Unless you’re a professional shooter, CPS membership is not an option for you and besides, they only attend the Australian Open, MotoGP and Formula 1 in Australia. For everything else, you bring your own. Members can borrow lenses from them on an ad hoc basis outside of those events, but there’s a limit on how many times they can do that annually. So we’re left with a conundrum – what are the alternatives out there that will enable us to still do our job and get the shot but also maintain quality and performance?
To be honest, until a couple of years ago there wasn’t much. Sigma and Tamron had their super-zooms ranging from 150 – 600mm and in my opinion they were pretty rubbish. That said, for the price and their intended use, they were fine. Probably perfectly fine for shooting your kids sport or wildlife. On a professional level though, they didn’t cut it, not even close.
A few years ago I was assigned to cover the 2017 World Superbikes, it was fairly early in my career, I wasn’t a member of CPS and my only option was to rent lenses. So I placed an order to rent the new (at the time) Sigma 150-600 Sport lens as I’d heard some pretty good reviews on it. Unfortunately, they accidentally rented the lens to someone else and the only other available lens they had was the Tamron 150-600mm version 1 lens. It was so bad, I ended up using my own Canon EF 70-200 f2.8L and limited myself to track locations that didn’t require the reach. The Tamron wouldn’t acquire focus, when it did, the images were soft and pretty much unusable. They would have been OK for personal use, but I was shooting for a wire for distribution to international media. Quality is critical.
A few months later, Tamron announced a new version of this lens – the Tamron SP 150 – 600mm f/5-6.3 Di VC USD G2. While an upgrade to a not-very-old lens may be expected to be a pretty minor, incremental one, there were some significant improvements made to the G2. In addition to a great new physical appearance and a metal exterior construction, the G2 received an improved optical and mechanical design, a faster and more accurate USD AF system, an improved VC system, fluorine coating on lens elements and a new zoom lock mechanism. As with all the G2 versions of their line up, they’re looking to aggressively compete with the branded offerings and switch up the overall quality.
Thanks to Tamron Australia, I was lucky enough to be offered a loaner of the G2 for a month starting with the 2018 World Superbikes. I’ll be honest, I was apprehensive at first. Tamron assured me that the improvement on the G2 was substantial which is why they challenged me, and others, use the lens for a major event where quality was all important. Challenge accepted!
I have to say it was a massive improvement. In fact it was great! The images were sharp, focus was fast and it tracked pretty well too. With its variable aperture going to f6.3 at 600mm, it’s limited to daytime shoots, but for motorsport, that’s mostly fine. The Pro gear from Canon outperforms the Tamron, but not as much as you might think. Consider the price difference and this is an amazing lens. I thought it was so good I went and out and bought my own.

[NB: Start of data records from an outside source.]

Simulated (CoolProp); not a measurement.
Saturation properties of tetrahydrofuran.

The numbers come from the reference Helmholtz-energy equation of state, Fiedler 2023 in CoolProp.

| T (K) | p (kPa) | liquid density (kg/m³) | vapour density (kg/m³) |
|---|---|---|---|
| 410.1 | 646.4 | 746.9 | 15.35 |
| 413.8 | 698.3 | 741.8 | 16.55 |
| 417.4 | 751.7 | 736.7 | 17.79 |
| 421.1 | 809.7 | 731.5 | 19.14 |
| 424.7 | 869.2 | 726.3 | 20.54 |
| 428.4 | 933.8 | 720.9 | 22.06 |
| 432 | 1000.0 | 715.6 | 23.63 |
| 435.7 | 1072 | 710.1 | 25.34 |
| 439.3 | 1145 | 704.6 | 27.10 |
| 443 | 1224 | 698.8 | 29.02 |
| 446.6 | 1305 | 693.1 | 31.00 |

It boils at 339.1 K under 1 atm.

I still have access to Canon’s Pro mega lenses but for the times I don’t, my Tamron has been an outstanding addition to my kit for two years now but I’ve only really used it to shoot bikes and a little sailing and it’s been really good.
A few weeks ago, I covered the Boxing Day Test with the Canon EF600mm F4 and it was a beast, but for last weekends BBL game between the Melbourne Stars and Perth Scorchers, it was time to test the Tamron out. How would this lens perform shooting Cricket?
I had three major concerns:
So lets get into it!
One of the G2’s upgraded features is the AF focus system being faster and more accurate than its predecessor. This has been a huge improvement although I still missed a few shots. Especially when I needed to quickly acquire focus on the field to get a catch or whatever other action there was off the pitch. It’s important to note here, that a lot of that was down me not being too familiar with the lens in this situation. I reckon, after a few games and once I’m used to how the lens works, my hit rate will significantly improve. For tracking the bowler, shooting the batsman and most fielding, its snapped focus very well. Not as well as the Canon of course which literally instantly focuses on whatever you point it at. But for me, it performed extremely well, and well enough to get most of what I was looking for knowing that over time, I’ll get better at using it.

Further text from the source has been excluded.